The Superintendence of the Securities Market (SIMV) and the Superintendence of Banks (SB) left for public consultation two regulations that would allow investors in the securities market to have access to bank loans, using their mutual or open investment fund shares as collateral.
The rules under review modify the Instructions on Formalization, Registration and Control of Guarantees, issued by the Superintendency of Banks, and the Instructions for the Constitution, Registration and Execution of Guarantees to Participation Quotas of Mutual or Open Mutual Funds, issued by the SIMV.

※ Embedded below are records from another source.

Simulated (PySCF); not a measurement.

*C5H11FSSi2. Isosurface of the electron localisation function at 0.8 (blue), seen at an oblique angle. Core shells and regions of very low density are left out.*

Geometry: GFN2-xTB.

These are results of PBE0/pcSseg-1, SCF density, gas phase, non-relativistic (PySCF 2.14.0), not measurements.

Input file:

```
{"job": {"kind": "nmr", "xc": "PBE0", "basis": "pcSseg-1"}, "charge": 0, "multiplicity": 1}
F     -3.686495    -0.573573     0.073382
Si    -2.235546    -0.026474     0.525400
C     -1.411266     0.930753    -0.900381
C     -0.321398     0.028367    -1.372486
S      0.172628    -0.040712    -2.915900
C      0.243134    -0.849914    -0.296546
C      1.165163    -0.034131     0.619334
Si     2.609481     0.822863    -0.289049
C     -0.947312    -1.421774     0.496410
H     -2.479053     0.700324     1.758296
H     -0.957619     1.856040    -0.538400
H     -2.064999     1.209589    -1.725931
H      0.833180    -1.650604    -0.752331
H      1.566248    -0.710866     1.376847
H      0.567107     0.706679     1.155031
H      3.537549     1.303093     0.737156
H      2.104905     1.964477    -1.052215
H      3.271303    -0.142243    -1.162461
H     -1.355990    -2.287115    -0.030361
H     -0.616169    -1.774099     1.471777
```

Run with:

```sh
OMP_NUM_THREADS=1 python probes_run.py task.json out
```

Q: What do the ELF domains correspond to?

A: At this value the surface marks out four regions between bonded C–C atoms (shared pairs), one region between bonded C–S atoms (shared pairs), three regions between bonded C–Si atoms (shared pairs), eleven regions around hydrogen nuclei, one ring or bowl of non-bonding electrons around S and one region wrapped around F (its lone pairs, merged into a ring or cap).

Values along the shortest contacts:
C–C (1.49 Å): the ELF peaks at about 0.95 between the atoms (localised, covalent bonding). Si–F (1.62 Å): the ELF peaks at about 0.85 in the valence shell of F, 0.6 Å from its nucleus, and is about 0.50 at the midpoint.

As of November 30, 2023, the securities market has 24 mutual or open investment funds, with the participation of 34,019 investors. These funds have assets under management exceeding DR 51,990 million.
So far, mutual fund shares cannot be pledged, that is, used as collateral with banks, contrary to what happens with certificates of deposit and other negotiable instruments in the stock market.
The Superintendencies of the Securities Market and Banks have prepared the proposals in coordination with the Dominican Association of Investment Funds (Adosafi) and the guilds that bring together the financial intermediation entities.
This provision, in addition to providing greater liquidity to mutual fund shares, would facilitate access to these assets as investment options.
“What has been achieved, working together, listening to the private sector, has been important. The existing regulations were excluding mutual fund investors from using their quotas to obtain loans with banks. This was not good because it put them at a disadvantage and limited their access to credit,” said Ernesto Bournigal Read, Superintendent of the Securities Market.
Bournigal Read emphasized: “We have a duty to protect the rights of all investors in the securities market. We do not have ‘second-class’ investors. That is why we ensure that everyone has equal rights and equal opportunities. Mutual fund investors were at a disadvantage and we have paved the way for them to be on an equal footing”.
Meanwhile, the Superintendent of Banks, Alejandro Fernández W., said that the measures are part of the SB’s institutional axes of protection of financial users and financial inclusion. “Protecting financial users and guaranteeing their rights, as well as their access to credit, also stimulates the growth of private credit”, he added.
The officials maintained that this initiative is in line with guidelines issued by President Luis Abinader, to listen to the people, identify opportunities for improvement and work in a coordinated manner.
Bournigal Read and Fernández W. announced the news during an event attended by the main banking and securities market associations.
The supervisory bodies concluded by urging interested parties to consult the regulations published in their respective web pages and to actively participate in their review.
Present at the event were the Superintendents of the Securities Market and Banking Superintendency, Enmanuel Cedeño Brea and Julio Caminero, as well as Mrs. Rosanna Ruiz, executive president of the Asociación de Bancos Múltiples; Mr. Santiago Sicard, executive vice-president of Adosafi, representatives of SAFI BHD, SAFI Reservas, AFI Interval, SAFI Excel, SAFI Altio, officials of the SIMV and the Banking Superintendency.